Be Your Best Self
Written by: Rebekah Ballagh
Allen & Unwin
Reviewed by: Jo Lucre
With a unique style that is somewhat quaint but spot on, and illustrations that are twee and childlike, yet charmingly endearing, Be Your Best Self covers 10 life-changing ideas to reach your full potential. Be Your Best Self – not your sticky self, your worrying self, or your mind-reading self, but your best self, author Rebekah Ballagh says.
If you’re wondering about the sticky self, I’m referring to sticky thinking. In Be Your Best Self, Ballagh describes the times our minds are most vulnerable to negative thinking. Think hormones, lack of sleep, or a body that’s coffee or alcohol addled.
The author gives limiting behaviours and habits an almost human-like quality of their own – like mind reading, which feels like the anti-hero of constructive thinking. Mind reading is where you decide what others are thinking and it’s the type of quasi-skill that gets us into all sorts of trouble. Ballagh says whenever you find yourself mind reading, “call it out” for what it is. “Oh, I’m mind reading here!” A way to test the validity of unhelpful thoughts instead is to perhaps ask someone if they are irritated by you, instead of deciding they are.
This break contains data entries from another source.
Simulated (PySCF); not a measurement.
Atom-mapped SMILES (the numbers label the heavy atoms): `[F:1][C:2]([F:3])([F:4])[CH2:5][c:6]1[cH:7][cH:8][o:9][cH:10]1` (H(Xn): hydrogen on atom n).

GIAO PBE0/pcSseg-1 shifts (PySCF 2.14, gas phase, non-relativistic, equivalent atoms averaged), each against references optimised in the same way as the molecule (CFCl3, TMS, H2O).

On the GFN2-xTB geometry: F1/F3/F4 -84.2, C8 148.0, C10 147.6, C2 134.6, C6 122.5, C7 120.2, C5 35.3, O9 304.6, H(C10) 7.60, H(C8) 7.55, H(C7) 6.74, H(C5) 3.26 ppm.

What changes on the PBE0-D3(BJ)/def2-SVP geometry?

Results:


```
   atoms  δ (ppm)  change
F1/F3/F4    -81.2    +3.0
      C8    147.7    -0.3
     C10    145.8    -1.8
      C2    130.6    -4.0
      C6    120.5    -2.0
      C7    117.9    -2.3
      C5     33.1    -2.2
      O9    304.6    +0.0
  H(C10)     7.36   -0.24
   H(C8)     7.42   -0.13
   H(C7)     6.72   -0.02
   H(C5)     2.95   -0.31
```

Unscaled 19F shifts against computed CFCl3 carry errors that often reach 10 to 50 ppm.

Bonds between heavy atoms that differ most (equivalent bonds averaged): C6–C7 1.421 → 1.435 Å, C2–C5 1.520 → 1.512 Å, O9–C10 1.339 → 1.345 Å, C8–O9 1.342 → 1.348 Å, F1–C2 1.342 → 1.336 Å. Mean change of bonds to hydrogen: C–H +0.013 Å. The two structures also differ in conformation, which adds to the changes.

Ballagh talks about creating a life map to pinpoint the origins of our limiting core beliefs, and how negative thoughts about ourselves and our pasts can perpetuate a cycle of such beliefs. Drilling down to the very heart of a core belief can be confronting. Again, she says, call out the belief at play. Question its authority and veracity. “It is not true and it no longer serves me”.
Setting boundaries is actually a form of self-care, Ballagh says. A favourite from the chapter Protect Your Energy: a yes is also a no. Remember, when you say yes to someone else, you are likely saying no to yourself.
Each chapter concludes with a little summary, a succinct reinforcement of the ideas within, with extra little nuggets and reminders to help you Be Your Best Self.